Open data inventories, ready for human consumption

by and

Just in time for Open Data Day, your Uncle Sam — aided and abetted by developers here at Sunlight — is giving you a present.

It has taken weeks, but it appears that all Cabinet agencies have released machine-readable lists of their public data holdings, in compliance with President Barack Obama’s open data executive order. Now, with the help of Sunlight’s Dan Drinkard and Timothy Ball, you can explore most of these listings in human-readable format.

The president’s order made thousands of new data sets available for public consumption, allowing citizens to find all sorts of new information in one central repository. But when we checked in on the progress agencies had made in complying with the executive order last month, we wondered aloud how difficult it would be for agencies to list their data holdings in a way that citizens without programming degrees could understand. The president’s order resulted in agencies releasing their data listings in JSON format, which fulfills a key component of the executive order, but can prove difficult for non-programmers to manipulate. The executive order also requires agencies to release human-readable versions.

Some departments have already complied with this section of the guidance. Others, like Defense, have gone the extra mile to add its complete catalog to the data.gov website, making it easy for users to easily search its full listings. Most agencies, however, have been somewhat slower in this process. In the interest of aiding any academics, activists, journalists or other citizens who would like to easily parse a larger pool of government data, we’ve made as much of it as we could available in human-readable format. To download an agency-by-agency list of available data sets, in some cases complete with formatting options and key words, you can:

  • Download this zip file, or
  • View the spreadsheets as Google docs here.

Unfortunately, we ran into a few problems during the process and, at press time, had not been able to convert JSON from the Department of the Interior and the Environmental Protection Agency. The most common problem appears to stem from incompatibility between our parser and the JSON files in question. Rest assured that Sunlight technologists are working hard to circumvent these issues. We will update this post, and the related downloads, as we progress. Below, see what the cleaned data listings look like for the Department of State (abbreviated to fit onto page).

Thanks to the guidelines crafted by Project Open Data, each metadata set uses the same set of schema, which gives information like the data set’s title, where to access the set (if it has been made publicly available), point of contact and data format among other things (see the full rundown of schema on Project Open Data’s page on Github).

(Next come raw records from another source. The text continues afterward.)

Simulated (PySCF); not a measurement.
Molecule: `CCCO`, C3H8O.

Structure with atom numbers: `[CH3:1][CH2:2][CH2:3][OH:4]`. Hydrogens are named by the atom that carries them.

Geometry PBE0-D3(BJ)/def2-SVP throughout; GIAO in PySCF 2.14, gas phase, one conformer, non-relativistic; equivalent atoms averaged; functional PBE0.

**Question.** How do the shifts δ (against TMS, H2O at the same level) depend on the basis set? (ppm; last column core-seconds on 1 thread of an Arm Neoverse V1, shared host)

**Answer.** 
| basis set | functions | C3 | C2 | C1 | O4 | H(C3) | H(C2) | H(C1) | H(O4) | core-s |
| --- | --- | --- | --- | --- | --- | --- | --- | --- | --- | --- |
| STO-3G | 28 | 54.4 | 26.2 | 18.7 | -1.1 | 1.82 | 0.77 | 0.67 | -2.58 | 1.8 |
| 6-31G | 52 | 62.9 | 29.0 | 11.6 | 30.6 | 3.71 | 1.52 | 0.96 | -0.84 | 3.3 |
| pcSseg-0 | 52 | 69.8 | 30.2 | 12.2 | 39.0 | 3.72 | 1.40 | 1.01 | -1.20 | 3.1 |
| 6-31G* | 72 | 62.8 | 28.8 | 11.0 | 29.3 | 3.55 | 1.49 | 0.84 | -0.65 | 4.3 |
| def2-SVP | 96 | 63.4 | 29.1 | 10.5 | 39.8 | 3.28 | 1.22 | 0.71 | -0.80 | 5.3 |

Each data set will be delineated as either “public,” “restricted public” or “non-public” under the “accessLevel” heading. Agencies are not currently required to share information about their “non-public” data sets, although we have urged them to do so (and filed a FOIA request for all of the complete data inventories, including all non-public datasets). “Restricted public” data sets may include some information, related to things like personal privacy or national security, that needs to be redacted before releasing the larger data sets. The schema requires agencies to explain what aspects of these data sets are restricted.

However, for those data sets that are shared publicly, accessing the data can be as simple as accessing the URL provided in the metadata. While most of the data sets listed fall under the “public” or “restricted public” categories, you may be able to access part of “non-public” data sets through a Freedom of Information Act request.

Update 2:00 p.m. This post has been updated to reflect that the Open Data Executive Order requires data listings to be published in JSON format, this is separate from the requirement that listings also be human readable.